LOUISVILLE, Ky.— Joker Phillips thought his longtime friend Charlie Strong would get the opportunity to be a head coach years ago.
It didn't happen.
Each offseason would follow a similar pattern: Jobs would come open, the former Florida defensive coordinator's name would emerge as one of the top minority candidates and each time the offer would be made to someone else. Someone hite.
"I thought he would be the guy," Phillips said of Strong.
The tide, however, finally appears to be slowly turning.
Both Phillips and Strong are among a dozen Black head coaches at FBS schools, triple the number of Black head coaches two years ago. It's the most there have ever been, but still just 10 percent of the 120 FBS coaches.
"It's coming," said Tony Dungy, who led the Indianapolis Colts to the Super Bowl and remains a leading advocate of diversity. "Now is it fast enough? Is it everything we'd like to see? No. But these new guys will come in and do a great job, and they'll pave the way for others."
Dungy knows there's still plenty of work to do.
Of the 12 Black head coaches in the FBS, only five coach at Bowl Championship Series schools: Strong, Phillips, Randy Shannon in Miami, Turner Gill in Kansas and Mike London at Virginia.
And there are only 17 minority offensive or defensive coordinators among the six major conferences.
Is it racism? The 47-year-old Phillips says it is simply about finding the right opportunity. Strong, who recently turned 50, won't even broach the subject, though his tearful introductory press conference last December left little doubt how the long road to his first head job weighed on him.

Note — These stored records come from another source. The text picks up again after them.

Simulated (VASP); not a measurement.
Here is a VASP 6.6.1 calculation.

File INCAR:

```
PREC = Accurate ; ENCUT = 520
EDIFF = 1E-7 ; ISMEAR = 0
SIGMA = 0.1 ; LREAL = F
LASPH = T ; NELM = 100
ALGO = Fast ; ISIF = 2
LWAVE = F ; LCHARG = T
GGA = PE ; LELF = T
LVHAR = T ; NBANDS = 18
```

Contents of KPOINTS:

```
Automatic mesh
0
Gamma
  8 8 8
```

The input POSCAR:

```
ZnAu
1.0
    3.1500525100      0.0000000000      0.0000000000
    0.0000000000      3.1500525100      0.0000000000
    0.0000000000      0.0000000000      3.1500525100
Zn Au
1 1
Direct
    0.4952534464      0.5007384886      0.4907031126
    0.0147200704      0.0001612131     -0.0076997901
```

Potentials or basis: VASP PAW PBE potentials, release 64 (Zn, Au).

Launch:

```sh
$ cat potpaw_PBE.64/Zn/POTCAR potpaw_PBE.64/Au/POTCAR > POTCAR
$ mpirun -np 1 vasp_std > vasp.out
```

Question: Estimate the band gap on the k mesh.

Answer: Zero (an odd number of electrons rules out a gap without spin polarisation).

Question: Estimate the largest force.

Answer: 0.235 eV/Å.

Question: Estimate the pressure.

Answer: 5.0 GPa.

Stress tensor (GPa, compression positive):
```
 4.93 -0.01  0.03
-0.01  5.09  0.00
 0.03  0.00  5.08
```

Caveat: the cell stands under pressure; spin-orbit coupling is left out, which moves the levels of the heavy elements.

The two will face off on Sept. 4 when Phillips leads Kentucky into Louisville, where Strong will try to rebuild a program that's slipped from burgeoning national power to Big East doormat.
It's a historic game in Kentucky, a state where nine out of every 10 residents are White according to the U.S. Census Bureau. Race relations in the Bluegrass have historically been spotty at best, particularly in college athletics.